The Two Gentlemen of Verona
While some earlier sixteenth-century plays portray servants as shadows of the main characters (minor characters and servants often mimicked their masters' behaviors), Shakespeare does something relatively new in Two Gentlemen of Verona. In the play, the servants' attitudes towards marriage, love, loyalty, and social standing often call attention to the foibles of their masters. Shakespeare, then, is probably the first playwright to portray servants who are capable of defining the main characters. For example, Lance's devotion to his dog Crab draws our attention to Proteus's disloyalty to Julia and Valentine. The servants in Two Gentlemen are more than mere sounding boards and offer much more than mere comic relief.
Questions About Society and Class
- How would you characterize Julia's relationship with Lucetta? What about Valentine's relationship to his servant, Speed? Proteus's relationship with Lance?
- How does Antonio respond to Panthino's advice to send Proteus abroad?

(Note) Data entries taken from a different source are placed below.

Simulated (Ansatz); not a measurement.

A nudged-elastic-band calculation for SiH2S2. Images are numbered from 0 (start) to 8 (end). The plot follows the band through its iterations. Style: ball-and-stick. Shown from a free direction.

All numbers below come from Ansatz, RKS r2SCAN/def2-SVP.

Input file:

- Why does Shakespeare go out of his way to dramatize Lance's devotion to his dog, Crab? What's the effect when Lance asks questions like "How many masters would do this for his servant" (4.4.1)?
- What's the difference between Lance's love for the unnamed woman he falls for in Act 3, Scene 1 and Valentine's love for Silvia?
Chew on This
In Two Gentlemen of Verona, the servants offer much more than comic relief – they function as foils to their masters.
The actions and speeches of Lance, Speed, and Lucetta reveal the foolishness and folly of the main characters.